Why small firms are more apt to cover the full cost of premiums is a matter of speculation.
"The employers may be trying to encourage more workers to enroll in the plan in order to lower the premium," Ms. Zawacki said. In some states, employers' premium contribution may be designed to ensure that employers meet minimum participation requirements, she said.
Once an employer offers full coverage, however, reducing its contribution to the premium can be a delicate exercise, particularly if benefits are negotiated in collective bargaining, experts agree.
That was the situation in California in 2003, when workers at several large supermarket chains, which had previously covered 100% of the health insurance premium for union workers, went on strike.
"One of the big issues in the contract negotiations leading to the strike and lockout was the grocers were looking to initially reduce their contribution toward health care and wanted to get away from maintenance of benefits," said Ken Jacobs, chair of the University of California, Berkeley Center for Labor Research and Education.

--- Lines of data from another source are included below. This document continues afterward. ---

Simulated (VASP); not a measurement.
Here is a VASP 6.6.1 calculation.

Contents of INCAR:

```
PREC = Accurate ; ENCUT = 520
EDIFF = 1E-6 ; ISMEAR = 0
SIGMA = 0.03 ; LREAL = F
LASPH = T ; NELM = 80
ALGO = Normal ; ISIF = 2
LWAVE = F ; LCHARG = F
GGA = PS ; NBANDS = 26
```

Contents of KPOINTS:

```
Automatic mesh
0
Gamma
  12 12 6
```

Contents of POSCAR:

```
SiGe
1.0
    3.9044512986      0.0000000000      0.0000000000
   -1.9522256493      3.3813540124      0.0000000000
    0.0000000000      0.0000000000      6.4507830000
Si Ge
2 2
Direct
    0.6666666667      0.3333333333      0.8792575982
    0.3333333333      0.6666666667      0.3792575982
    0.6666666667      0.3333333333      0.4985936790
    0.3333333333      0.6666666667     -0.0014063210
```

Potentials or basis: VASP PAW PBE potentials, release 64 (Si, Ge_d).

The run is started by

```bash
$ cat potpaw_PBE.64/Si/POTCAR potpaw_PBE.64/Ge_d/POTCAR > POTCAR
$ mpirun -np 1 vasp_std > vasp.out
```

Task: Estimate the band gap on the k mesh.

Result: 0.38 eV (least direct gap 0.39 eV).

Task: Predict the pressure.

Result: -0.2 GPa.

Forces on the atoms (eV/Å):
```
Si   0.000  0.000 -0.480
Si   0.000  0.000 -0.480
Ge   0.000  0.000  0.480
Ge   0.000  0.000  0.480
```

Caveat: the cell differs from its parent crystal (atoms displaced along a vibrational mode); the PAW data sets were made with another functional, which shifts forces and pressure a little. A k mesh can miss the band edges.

The resulting contract, which required workers to contribute 20% of the premium and imposed longer waiting periods for coverage of new workers, "really did drastically reduce health benefits for new workers in Southern California," Mr. Jacobs said.
As of last September, for example, 44,000 workers had been hired at the supermarkets since the new contract took effect in 2004 between Albertson's Inc., Ralph's Grocery Co. and Vons and members of the United Food and Commercial Workers union; of those, only 29% had worked long enough to qualify for coverage, Mr. Jacobs said. That low rate of eligibility is a result of high turnover in the workforce, new 12- to 18-month waiting periods for individual health coverage and a 30-month waiting period for family coverage. As a result, only 7% of new workers have health care coverage under the plan, he said.
Waiting periods as well as the amount the employer contributes have been among the top issues for workers and the supermarkets as negotiations continued last month on a new contract, Mr. Jacobs said.
"I think no one wants to go back through a strike as they did three years ago," he said.